An investment firm is said to be trading in MTCH capacity when it conducts matched principal trading. Matched Principal Trading is defined in Level 13 as “transaction where the facilitator interposes itself between the buyer and the seller to the transaction in such a way that it is never exposed to market risk throughout the execution of the transaction, with both sides executed simultaneously”.
Therefore, firms executing in MTCH capacity should not appear as the buyer or seller in the transaction reports to reflect that such trades have not resulted in any risk positions.
For purposes of transaction reporting, the client on whose behalf the transaction was undertaken should be reported in the buyer/seller field and the venue or counterparty (e.g. CCP of the exchange) should be indicated as the corresponding seller/buyer in the transaction.
Transaction reports will need to be submitted on a market fill basis.
MTCH-X - Matched Pricipal Exchange Trading
A marketplace where assets (securities, commodities, etc) are traded.
The core function of MPXT is to ensure fair and orderly trading and the efficient dissemination of price information for any assets trading on that marketplace.
Assests exchange which operates in a decentralized way, i.e., without a central authority. Decentralized exchanges (DEX) allow peer-to-peer trading of the assets.
MTCH-C - Matched Pricipal CFD Trading
A marketplace where CFDs are matched principal traded.
Deals on own account
An investment firm is said to be trading in DEAL capacity when it ‘deals on own account’. Dealing on own account is defined in Level 11 text as ‘trading against proprietary capital resulting in the conclusion of transactions in one or more financial instruments’.
When a firm trades in DEAL capacity, it should be reported as either a buyer or seller in the corresponding transaction report.
An investment firm may trade in DEAL capacity when executing either its own proprietary trades or acting on own account with a view to filling client orders. Where the firm executes client orders, both the market side transaction report and the client side transaction report should reflect its trading capacity as DEAL. Time and price values on both sides can be different.
Riskless Principal – DEAL applies when an investment firm is acting to fill a client order.
Principal – DEAL applies when an investment firm undertakes a risk facing trade. When firms act as Systematic Internalisers (SI), they will trade in a Principal - DEAL capacity.
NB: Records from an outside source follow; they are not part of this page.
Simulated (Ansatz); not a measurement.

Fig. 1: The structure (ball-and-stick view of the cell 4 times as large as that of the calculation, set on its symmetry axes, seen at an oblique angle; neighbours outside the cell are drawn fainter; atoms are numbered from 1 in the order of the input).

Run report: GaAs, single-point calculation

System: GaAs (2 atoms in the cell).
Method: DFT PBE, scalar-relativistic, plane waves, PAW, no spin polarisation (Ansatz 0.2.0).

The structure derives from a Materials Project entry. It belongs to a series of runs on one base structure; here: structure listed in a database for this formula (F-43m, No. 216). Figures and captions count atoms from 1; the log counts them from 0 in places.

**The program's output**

ESMA Guidance confirms that Direct Electronic Access (DEA) providers cannot report trades executed via DEA in DEAL capacity – they may only report MTCH or AOTC.
Any other trading capacity
All other activity which is not characterised as DEAL or MTCH is required to be reported as “any other trading capacity” – AOTC. This includes trading taking place on an agency basis.
Transaction reporting of agency trades is similar to trading in MTCH capacity where the client is reported as the buyer/seller and venue or counterparty (e.g. the CCP of the exchange) is reported as the corresponding seller/buyer. The differentiating factor is the capacity of the executing firm – MTCH (matched principal) vs AOTC (agency).